My guess is that writing from buffered I/O to SSDs has not been optimized because it has not hurt kernel developers much. In the usual case git performance is plenty fast (or maybe my repos are just too small to notice problems:-).

Not even close to saturating consumer NVMe disks

Posted Jun 7, 2024 18:10 UTC (Fri) by Tobu (subscriber, #24111) [Link]

I would guess most of the reason why rsync and tar don't do multithreaded writes is that C makes concurrency hard and risky (with bad consequences for corruption in the write path; maybe it's not worth the risk of silently corrupted backups).

Anyway, Rust makes correct and highly concurrent tools feasible, quite a few are best in their class. Try cpz and rmz. Also look at gitoxide, not full featured (currently targetting use cases where it's embedded inside another app) but it can git checkout the kernel much faster. Or fclones and ripgrep for more read-heavy use cases.

Not even close to saturating consumer NVMe disks

Posted Jun 9, 2024 12:22 UTC (Sun) by malmedal (subscriber, #56172) [Link] (1 responses)

Maybe try recompiling the kernel with a higher limit to nr_requests? I have no idea if this is easy to do or if it would corrupt your data. You may want to ask on linux-kernel.

Not even close to saturating consumer NVMe disks

Posted Jun 12, 2024 12:40 UTC (Wed) by intgr (subscriber, #39733) [Link]

I already tested with various nr_requests values. I don't have the numbers, but I believe the delta between nr_requests=1 and nr_requests=1023 was only around 10-15%. And above values 100, the difference was in the noise. So I doubt that will help much, at least in my case.

Not even close to saturating consumer NVMe disks

Posted Jun 8, 2024 18:44 UTC (Sat) by dcoutts (guest, #5387) [Link]

> [...] Linux pagecache performance, it can't make things faster, only slower, that's quite obvious.

I think this is far from obvious. The crucial observation is that SSDs are highly parallel (with e.g. a 20x factor between serial (Q1) and parallel (QD32) use).

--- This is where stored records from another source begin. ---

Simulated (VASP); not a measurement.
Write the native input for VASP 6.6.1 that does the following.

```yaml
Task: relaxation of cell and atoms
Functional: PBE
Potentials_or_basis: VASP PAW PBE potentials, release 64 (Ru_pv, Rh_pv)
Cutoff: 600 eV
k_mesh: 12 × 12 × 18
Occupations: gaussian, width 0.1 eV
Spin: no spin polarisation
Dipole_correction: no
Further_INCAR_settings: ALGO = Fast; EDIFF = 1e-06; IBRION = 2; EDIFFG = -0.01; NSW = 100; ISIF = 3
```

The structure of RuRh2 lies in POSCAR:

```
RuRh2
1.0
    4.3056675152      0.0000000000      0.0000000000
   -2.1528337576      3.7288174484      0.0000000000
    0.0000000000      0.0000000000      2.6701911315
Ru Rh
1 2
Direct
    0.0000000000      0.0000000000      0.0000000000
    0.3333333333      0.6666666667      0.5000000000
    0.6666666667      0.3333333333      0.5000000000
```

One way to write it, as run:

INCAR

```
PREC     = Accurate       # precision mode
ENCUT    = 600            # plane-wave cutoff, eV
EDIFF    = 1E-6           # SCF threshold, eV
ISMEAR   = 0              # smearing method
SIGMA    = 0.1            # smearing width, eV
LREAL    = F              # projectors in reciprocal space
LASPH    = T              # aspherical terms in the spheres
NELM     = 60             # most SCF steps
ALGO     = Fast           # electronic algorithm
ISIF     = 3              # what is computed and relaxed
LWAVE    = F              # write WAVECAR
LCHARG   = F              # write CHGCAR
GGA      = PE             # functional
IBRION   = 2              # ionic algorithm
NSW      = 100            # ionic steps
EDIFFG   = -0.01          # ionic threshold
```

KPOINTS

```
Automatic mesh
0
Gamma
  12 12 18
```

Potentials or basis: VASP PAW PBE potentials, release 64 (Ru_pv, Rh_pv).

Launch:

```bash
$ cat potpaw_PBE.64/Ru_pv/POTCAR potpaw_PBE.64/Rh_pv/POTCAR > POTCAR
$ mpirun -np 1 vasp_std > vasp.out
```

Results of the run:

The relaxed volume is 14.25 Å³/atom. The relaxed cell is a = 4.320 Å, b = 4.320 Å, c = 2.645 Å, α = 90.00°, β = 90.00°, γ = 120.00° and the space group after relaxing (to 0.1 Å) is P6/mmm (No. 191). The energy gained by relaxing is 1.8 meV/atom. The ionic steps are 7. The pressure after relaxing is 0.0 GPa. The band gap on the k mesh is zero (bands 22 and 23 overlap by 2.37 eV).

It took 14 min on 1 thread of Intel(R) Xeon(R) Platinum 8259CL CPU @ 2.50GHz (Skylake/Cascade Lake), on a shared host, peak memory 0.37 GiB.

Certainly, one can expect to achieve best I/O throughput and lowest CPU use by using nice modern async I/O APIs like io_uring, with O_DIRECT, and submitting I/O from multiple cores. That allows one to fully take advantage of the SSDs parallelism.

But how can older programs written using classic serial I/O APIs take advantage of parallel I/O capabilities of SSDs? Or are all these programs condemned to poor serial performance or rewrites using new (non-portable) APIs? One potential answer is the page cache!

The page cache allows a program using serial I/O APIs to quickly move data into the page cache, from where it should _in principle_ be possible to write it to disk in parallel. And similarly for reading data via readahead. The kernel readahead could use parallel I/O to get data from the SSD and put it into the page cache, while the application still uses serial I/O APIs to copy that data from the page cache.

Of course this will have a substantially higher CPU overhead than using io_uring with O_DIRECT, but it should still be possible to achieve the full I/O throughput at least for current generation SSDs (e.g. in the 1M IOPS range).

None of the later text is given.